On Monday, the body of 16-year-old Crow Tribe citizen Selena Not Afraid was found a mile from the Montana rest stop where she was last seen on New Year’s Day. Before then, Not Afraid, who friends and family called “Sal,” was like any other kid from Hardin High. But when she disappeared, she became something else, too: a name attached to a statistic. Her disappearance and death, along with that of 18-year-old Kaysera Stops Pretty Places, who was found dead in August, led to a write-up from The New York Times, headlined: “Rural Montana Had Already Lost Too Many Native Women. Then Selena Disappeared.” The coverage is something—a small recognition in a sea of loss. “[F]amilies like Selena’s are taking an urgent public stand to pressure politicians and law enforcement to provide more aggressive responses to these cases,” the Times wrote. “They are raising alarms through social media and even bracing themselves against Montana blizzards to keep their loved ones from being forgotten.”

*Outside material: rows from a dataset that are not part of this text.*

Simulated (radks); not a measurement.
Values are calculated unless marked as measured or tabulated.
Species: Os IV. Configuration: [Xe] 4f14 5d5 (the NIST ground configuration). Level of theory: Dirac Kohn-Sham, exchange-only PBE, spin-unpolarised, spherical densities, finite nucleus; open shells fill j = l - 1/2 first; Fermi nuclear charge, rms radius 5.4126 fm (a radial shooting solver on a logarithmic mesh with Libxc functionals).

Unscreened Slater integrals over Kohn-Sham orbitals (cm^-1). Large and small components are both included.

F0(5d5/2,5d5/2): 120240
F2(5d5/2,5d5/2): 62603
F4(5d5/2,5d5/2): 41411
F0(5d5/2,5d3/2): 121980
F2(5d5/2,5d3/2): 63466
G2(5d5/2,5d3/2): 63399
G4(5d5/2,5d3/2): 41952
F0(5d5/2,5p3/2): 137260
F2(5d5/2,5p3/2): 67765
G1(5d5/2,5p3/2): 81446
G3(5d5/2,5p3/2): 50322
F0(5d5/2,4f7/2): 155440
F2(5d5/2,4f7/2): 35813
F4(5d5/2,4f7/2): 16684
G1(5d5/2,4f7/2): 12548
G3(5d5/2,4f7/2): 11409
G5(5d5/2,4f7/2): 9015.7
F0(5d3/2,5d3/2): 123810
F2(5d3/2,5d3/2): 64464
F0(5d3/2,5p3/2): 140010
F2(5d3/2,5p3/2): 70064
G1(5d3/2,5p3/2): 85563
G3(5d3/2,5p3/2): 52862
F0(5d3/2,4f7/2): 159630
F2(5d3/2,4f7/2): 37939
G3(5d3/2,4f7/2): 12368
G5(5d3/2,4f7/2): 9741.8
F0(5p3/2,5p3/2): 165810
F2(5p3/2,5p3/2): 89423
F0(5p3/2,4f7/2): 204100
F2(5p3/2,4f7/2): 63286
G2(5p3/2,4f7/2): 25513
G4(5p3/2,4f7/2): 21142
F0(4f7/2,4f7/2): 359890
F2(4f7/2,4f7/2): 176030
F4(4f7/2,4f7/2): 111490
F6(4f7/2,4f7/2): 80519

But there will be other pieces like it, more names to learn as the crisis of missing and murdered Indigenous women drags on. Another Native woman killed, another name, another headline, and so on goes the cycle.
Here’s a number embedded in my brain through simple repetition: In 2017, 5,646 Native women were reported missing in the United States. Here’s another, specific to Montana, where Selena and Kaysera called home: Native citizens are 6.7 percent of the population, yet between 2016 and 2018, they made up 26 percent of the state’s missing persons cases.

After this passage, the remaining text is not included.